Tue, 11/05/2019 - 13:19
"The Great Blue Spring of the Lower Geyser Basin, Yellowstone" is a chromolithograph made from a painting by Thomas Moran in 1875
Department of the Interior, Yellowstone National Park

After years of discussion, restoration, and reconstruction, the Thomas and Mary Nimmo Moran Studio, open to the public for two seasons, is still not finished, but it is well on its way.

Closing on Sunday is the second annual exhibition the East Hampton Historical Society has mounted there, “Thomas Moran Discovers the American West.” The show demonstrates how the paintings Moran worked on after his trip to Wyoming inspired the National Parks System and National Parks Service.

On a more local level, the installation is a visual explanation of “how he became important and had the money to build this studio,” said Richard Barons, the chief curator for the historical society, during a recent tour. He organized the show and will be available over the last days of the exhibition to lead viewers through the journey as described by the works on view.

Last year, the studio reintroduced the Morans to the East Hampton community through their etchings. Next year, the annual show will focus on their artistic circle and friends.

A photo portrait of Thomas Moran on view as part of the installation at the Thomas and Mary Nimmo Moran Studio

The historical society serves as the steward organization for the building, its contents, and programs. While it has based its seasonal programs on short and long-term loans, it has concurrently begun to amass a permanent collection for the site.

The acquisitions include 28 etchings, a Mary Nimmo Moran painting of the garden that served as the plan for the Moran garden’s restoration, and a painting by Paul Moran of the same garden from a different vantage point. Paul, one of the couple’s three children (including two daughters, Mary and Ruth), went blind not long after completing the work. The paintings hang in view of the garden.

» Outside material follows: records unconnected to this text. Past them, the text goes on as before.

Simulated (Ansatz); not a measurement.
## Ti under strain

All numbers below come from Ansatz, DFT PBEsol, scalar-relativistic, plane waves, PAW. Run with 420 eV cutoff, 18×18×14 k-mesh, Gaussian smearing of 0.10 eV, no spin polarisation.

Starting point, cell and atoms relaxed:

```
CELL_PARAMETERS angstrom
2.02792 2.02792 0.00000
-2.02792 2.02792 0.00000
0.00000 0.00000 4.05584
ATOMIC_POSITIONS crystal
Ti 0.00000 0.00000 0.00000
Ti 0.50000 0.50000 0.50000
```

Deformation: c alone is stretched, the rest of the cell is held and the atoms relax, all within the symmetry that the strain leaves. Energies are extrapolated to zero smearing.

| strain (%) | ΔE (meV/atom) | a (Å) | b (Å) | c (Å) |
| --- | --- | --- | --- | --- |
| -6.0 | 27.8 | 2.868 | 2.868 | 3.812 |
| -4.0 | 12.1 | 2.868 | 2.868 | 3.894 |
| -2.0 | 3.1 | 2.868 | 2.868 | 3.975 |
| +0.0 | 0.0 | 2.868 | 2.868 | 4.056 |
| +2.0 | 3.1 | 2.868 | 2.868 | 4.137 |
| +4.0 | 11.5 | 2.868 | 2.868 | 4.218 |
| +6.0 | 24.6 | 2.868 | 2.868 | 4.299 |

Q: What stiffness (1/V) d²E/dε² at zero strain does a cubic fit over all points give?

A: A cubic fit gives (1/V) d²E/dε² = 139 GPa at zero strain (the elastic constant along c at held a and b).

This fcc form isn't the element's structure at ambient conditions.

Many works were acquired from Terry Wallace of the East Hampton gallery and through a grant from the Robert David Lion Gardiner Foundation, which also covered some of the works on view at the Gardiner Mill Cottage, which opened this year.

There are additional promised gifts and an extended loan of a painting inspired by Moran’s trip to Venice, where he bought the gondola he took around Hook Pond. The house is set up with antique furniture in the living areas and temporary exhibition partition walls in what would have been Moran’s actual studio space, a big main room to handle the large-scale canvases he executed of places like Yellowstone.

A painting by Mary Nimmo Moran was the basis for the planting of the front garden. It is now in the studio’s collection.

In the entryway off the back by what is now the parking area, a group of photographs and etchings tell the story of Moran’s trip with the Hayden Expedition to Wyoming in 1871, showing some of his fellow travelers and the sites they visited.

Much of this year’s loan exhibition is culled from what was available in the Yellowstone National Park collection, or from the National Parks Service and the Department of the Interior. There are also works on loan from the East Hampton Library, Guild Hall, and the Parrish Art Museum, which had an early board president, Rebecca Bolling Littlejohn, who donated several of Moran’s wood engravings to the Parrish’s collection.

In addition, the show includes paintings, chromolithographs, the artist’s Stetson hat with a photograph of him in it, and a gun with which he shot two rattlesnakes and a cougar. A sketchbook has been reproduced on video so that viewers can experience the images as if they were turning each page. There are also maps, stereographic cards, palettes, and brushes on view.

The house itself is interesting, too, with pendant paintings decorating the carved recesses in the fireplace mantelpiece and a collection of windows and doors salvaged from places like a late-19th century candy and cigar store in Manhattan. Although in a revival of an earlier style of architecture, the windows have a more modern look, and the beige color the family painted the house was likely chosen to mimic the color of new wooden shingles and to stand out among its gray neighbors, Mr. Barons said.

The near-term work in the house will include hanging picture rail below the trim in some of the rooms and wallpaper in the bedrooms. The three buildings on the property — a small cottage Moran used in his later years to avoid using the stairs, the gondola storage shed, and the family’s beach cabana — will be rejuvenated in future projects.

Even those who cannot squeeze in a trip this weekend will have an opportunity to see the house again later this year when it reopens on Saturdays in December for its annual Christmas exhibition. The house will be decorated for a Victorian Christmas celebration, and the historical society’s collection of antique toys, once displayed at Clinton Academy, will be on view at the Moran house as part of this new East Hampton tradition.